Midnight's Children Deepa Mehta Salman Rushdie

Disclaimer: no fatwa was issued during the making of Deepa Mehta’s epic adaptation of Midnight’s Children—although parts of the production did in fact take place, for security reasons, under the cover of a decoy title. (It’s not always easy being Salman Rushdie.) Based on the 1981 book that Indira Gandhi herself tried to censor (she successfully managed to have one sentence excised) the wildly ambitious story involves two newborns from opposite castes who are switched at birth at the very moment (the stroke of midnight on August 15, 1947) that India achieved independence. “Let the rich be poor and the poor be rich,” intones one of the countless quotable characters.

The Booker Prize–winning tome was considered unfilmable—perhaps because few have actually managed to finish reading it. Rushdie himself wrote the script, provides the voiceover (the unreliable narrator!), and has given the film his official seal of approval. So now, for us illiterates, there really is no excuse.

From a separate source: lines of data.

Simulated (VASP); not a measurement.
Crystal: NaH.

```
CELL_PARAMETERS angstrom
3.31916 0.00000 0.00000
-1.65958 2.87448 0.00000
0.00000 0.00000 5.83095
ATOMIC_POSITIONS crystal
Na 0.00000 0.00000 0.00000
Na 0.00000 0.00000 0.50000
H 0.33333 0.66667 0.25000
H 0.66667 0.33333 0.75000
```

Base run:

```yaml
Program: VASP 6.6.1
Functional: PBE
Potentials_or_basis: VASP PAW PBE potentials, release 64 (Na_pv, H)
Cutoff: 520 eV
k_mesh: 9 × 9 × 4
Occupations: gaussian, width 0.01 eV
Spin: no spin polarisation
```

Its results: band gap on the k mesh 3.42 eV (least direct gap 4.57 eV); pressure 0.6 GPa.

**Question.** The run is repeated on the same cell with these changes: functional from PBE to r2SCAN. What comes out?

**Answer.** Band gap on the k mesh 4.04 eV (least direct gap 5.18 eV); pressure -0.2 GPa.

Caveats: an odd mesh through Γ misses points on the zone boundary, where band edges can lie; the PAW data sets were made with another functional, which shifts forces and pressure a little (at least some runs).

Mehta’s vision is appropriately grand. With lush color and meticulous detail, periodic bouts of magic realism, and wide-eyed performances, she creates a veritable cinematic monsoon of postcolonial dream storytelling (with occasional nightmare interludes). With so much going on, and on so many quasi-historic planes, the viewer can’t grasp any particular dramatic thread for very long. But, again, that doesn’t really matter: amidst all the exuberance on screen, a major literary work has been given a new and accessible form of life.